UK Ancestry Visa

Are you eligible for a UK Ancestry Visa?

The UK has a long global history with the former British Empire spanning across the world, later followed by the formation of the Commonwealth.

Today, the Commonwealth still stands with 54 voluntary member states, almost all of which are former British territories.

For citizens of those countries, there is a special Ancestry Visa category that is available for people to live and work in the UK. It’s a streamlined route specifically for the Commonwealth – as long as you have a grandparent that was born in the UK. That’s where the ancestry part of the visa comes in.

As with all visa applications, there are certain conditions attached and paperwork to fill in before you can apply.

But let’s start by having a quick look at the Commonwealth and which countries are included in this visa category.

What is the Commonwealth?

The Commonwealth of Nations was formed in 1931. It’s made up of countries from across Africa, Asia, Europe, the Caribbean, the Americas and the Pacific, and includes both developing and advanced nations.

As part of the structure of the organisation, leaders from member countries meet every two years to discuss matters relating to the Commonwealth. There is also a Commonwealth Charter that outlines values such as democracy and peace for member governments to follow.

But most people are probably aware of the organisation through the international sporting event, the Commonwealth Games that is held every four years.

Today, any country can join the Commonwealth of Nations and it’s no longer made up of just former British territories.

Members include Australia, Canada, Cyprus, India, Kenya, Malta, New Zealand, Singapore, and South Africa. The full list of member nations can be found at the official Commonwealth website.

Who can apply for the Ancestry Visa?

The Ancestry Visa is strictly for people over the age of 17 from Commonwealth nations that can claim British heritage, but only as far back as a grandparent.

That means if you have British ancestry, but it goes back further than your immediate grandparents, then this visa route is not for you. In that case, there are other options for moving to the UK, such as through work, studying or as an entrepreneur.
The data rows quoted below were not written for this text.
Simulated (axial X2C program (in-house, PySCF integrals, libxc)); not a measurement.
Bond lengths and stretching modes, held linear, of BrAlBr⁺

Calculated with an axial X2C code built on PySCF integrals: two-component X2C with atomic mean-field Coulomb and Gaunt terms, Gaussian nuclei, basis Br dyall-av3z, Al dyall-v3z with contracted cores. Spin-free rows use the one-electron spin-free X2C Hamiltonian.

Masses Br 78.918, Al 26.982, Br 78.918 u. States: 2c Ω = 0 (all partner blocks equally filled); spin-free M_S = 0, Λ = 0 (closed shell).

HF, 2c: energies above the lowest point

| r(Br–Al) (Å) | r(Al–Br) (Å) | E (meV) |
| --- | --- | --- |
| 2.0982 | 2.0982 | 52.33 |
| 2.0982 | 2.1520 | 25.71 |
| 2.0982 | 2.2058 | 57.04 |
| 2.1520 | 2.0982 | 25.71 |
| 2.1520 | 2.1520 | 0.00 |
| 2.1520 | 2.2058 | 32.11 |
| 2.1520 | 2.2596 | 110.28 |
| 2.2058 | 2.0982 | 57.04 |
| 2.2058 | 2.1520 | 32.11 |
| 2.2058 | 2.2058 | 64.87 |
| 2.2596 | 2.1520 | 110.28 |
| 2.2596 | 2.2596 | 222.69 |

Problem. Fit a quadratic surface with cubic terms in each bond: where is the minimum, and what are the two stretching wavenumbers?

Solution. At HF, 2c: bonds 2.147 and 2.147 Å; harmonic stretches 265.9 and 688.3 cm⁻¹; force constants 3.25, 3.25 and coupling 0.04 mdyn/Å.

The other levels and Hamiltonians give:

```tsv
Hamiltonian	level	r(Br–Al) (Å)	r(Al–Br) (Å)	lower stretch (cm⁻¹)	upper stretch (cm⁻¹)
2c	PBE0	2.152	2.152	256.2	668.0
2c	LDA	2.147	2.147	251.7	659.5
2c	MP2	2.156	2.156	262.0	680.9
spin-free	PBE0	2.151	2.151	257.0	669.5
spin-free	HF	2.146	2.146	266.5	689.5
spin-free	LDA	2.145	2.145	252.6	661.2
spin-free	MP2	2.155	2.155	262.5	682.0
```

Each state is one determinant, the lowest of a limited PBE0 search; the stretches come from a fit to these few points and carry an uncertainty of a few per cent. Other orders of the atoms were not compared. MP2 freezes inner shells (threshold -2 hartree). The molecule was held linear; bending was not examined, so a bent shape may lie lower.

If you do have a grandparent that was born in the UK, including the Channel Islands, the Isle of Man, Ireland before 1922, or on a British-registered ship or aircraft, then you can apply for the Ancestry Visa.

This visa route also recognises legal adoption. So, even if you or your parent were adopted, you should still be able to claim ancestry.

It’s also worth mentioning that the Home Office will only accept applications from people outside of the UK. If you are already in the country then you will have to leave to apply for the visa.

What documents do I need?

The first step of the process is to make sure that you can prove UK ancestry. This can be done with the following documents:

  • Your birth certificate.
  • Birth certificate of the parent and grandparent.
  • Marriage certificates for your parents and grandparents (if they were married).
  • Legal adoption papers (if applicable).

Other documents to include in the application are:

  • Your current passport.
  • Proof of funds to support yourself.
  • A negative TB test result (depending on the country where you’re from).
  • Official documents if you plan to bring a partner with you e.g. marriage certificate.
  • Biometric information (fingerprints and photograph).
  • Evidence that you intend to work.

Another thing to consider is the fee. Applications cost £516 plus a healthcare surcharge, so that needs to be factored into the budget.

Once an application has been submitted, decisions usually take three weeks, but you can pay an additional fee for a priority service.

How long can I stay in the UK?

The leave to remain, which means the length of time that you can stay in the country, is quite generous with the UK Ancestry Visa.

The initial time period granted for approved applications is five years, and the visa can then be extended for another five years.

If after the first five years you want to stay in the UK on a permanent basis, you can even apply for indefinite leave to remain.

What else can I do with the visa?

For people with British heritage and connections to the country, this visa route offers a pathway to settling permanently in the UK and even British citizenship.

Or, if long-term settlement is not for you, the Ancestry Visa can simply be used as an opportunity to explore your heritage and experience living and working in the UK before heading back home.

The UK Ancestry Visa also allows you to study and bring family members (partner and children under 21) with you. But you cannot access public funds, so you must be able to work, including in self-employment.

A flexible visa option

The UK Ancestry Visa is considered by many immigration specialists as one of the most flexible and least restrictive visa options for moving to the UK.

The main reason for this is that you don’t need a job offer or sponsorship to secure the visa, which means you can work in any job. You can even study without having to apply for a student visa.

The only prerequisite is that you can prove your British ancestry. After that, the application process should be fairly simple, and you can look forward to starting a new life in the UK.